News

Vale invests R$60 million in innovative technologies for iron ore rail and port operations

Posted on 13 Apr 2010

Energy efficiency, higher productivity and improved safety are the main benefits of a new Vale program. In 2010, the logistics department will invest approximately R$60 million to develop and implement innovative technologies in its heavy haul railroads – the Vitória-Minas (EFVM) and Carajas (EFC) railroads – and ports. These investments include new equipment to operate locomotives using remote control and ‘dynamic helpers,’ extra engines designed to couple with moving trains to help them up steep hills – never before used in Brazil.

“We look for the best possible technology on the market to modernise our railroads and ports and, unusually for the industry, we adapt it to the specific characteristics of our heavy haul railroads,” explains Humberto Freitas, Vale’s Director of Logistics Operations.

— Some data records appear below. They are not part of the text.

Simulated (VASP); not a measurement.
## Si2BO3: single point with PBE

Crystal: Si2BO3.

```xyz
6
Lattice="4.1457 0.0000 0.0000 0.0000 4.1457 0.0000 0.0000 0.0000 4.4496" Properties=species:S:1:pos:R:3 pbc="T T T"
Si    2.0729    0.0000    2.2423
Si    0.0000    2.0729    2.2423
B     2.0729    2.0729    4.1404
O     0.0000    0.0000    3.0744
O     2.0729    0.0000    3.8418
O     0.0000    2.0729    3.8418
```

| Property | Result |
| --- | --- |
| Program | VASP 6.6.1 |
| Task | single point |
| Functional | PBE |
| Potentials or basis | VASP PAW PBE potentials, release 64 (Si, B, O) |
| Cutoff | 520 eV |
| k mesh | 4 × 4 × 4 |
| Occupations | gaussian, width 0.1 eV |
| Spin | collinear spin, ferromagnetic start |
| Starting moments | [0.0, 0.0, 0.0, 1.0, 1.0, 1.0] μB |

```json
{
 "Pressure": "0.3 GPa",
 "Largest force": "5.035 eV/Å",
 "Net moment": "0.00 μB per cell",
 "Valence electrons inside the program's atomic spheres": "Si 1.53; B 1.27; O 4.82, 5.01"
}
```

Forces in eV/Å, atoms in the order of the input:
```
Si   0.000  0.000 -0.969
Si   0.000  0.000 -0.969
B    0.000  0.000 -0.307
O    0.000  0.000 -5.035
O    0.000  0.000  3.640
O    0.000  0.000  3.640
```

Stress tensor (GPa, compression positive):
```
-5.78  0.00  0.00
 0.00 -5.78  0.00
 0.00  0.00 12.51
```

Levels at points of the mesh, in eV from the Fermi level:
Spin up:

In order to operate locos by remote control, Vale is testing two sets of equipment on the Vitória-Minas Railroad (EFVM). The equipment allows drivers to leave the cab and carry out switching manoeuvres remotely, from a vantage point with a full view of the operation. The trials are taking place at the Engenheiro Bandeira and Ouro Branco rail yards in Minas Gerais, both on the EFVM. “Train drivers can manoeuvre without needing to talk on the radio with switchmen. The switching process is quicker,” explains Gustavo Mucci, General Manager for Rail Innovation and Development at Vale. By the end of the year, the company will have tested another two such systems on the same railroad. Total investment in the scheme is R$4.6 million.

Vale’s has also invested R$9 million to develop an artificial intelligence system at Ponta da Madeira seaport in Sâo Luis, Maranhâo. The system enables all of the terminal’s stackers and reclaimers – used to move ore from the stockyard onto conveyor belts, which then take it to the ship – to be operated remotely. The system uses a software program allowing the machinery to be operated from the port’s control centre. Vale is the first company in Brazil to have equipped all the stackers and reclaimers at a port terminal with a remote control system.

At the control centre, operators each have their own command terminal. As a result, when they need to operate a different machine, they only have to activate a command rather than switch to a different terminal. The terminals’ operational system and layout is the same as that adopted at major European ports such as Rotterdam. “Using cameras and sensors installed in the machines, operators can control the machines at a distance, from where they can see the stockyard as a whole,” says Freitas.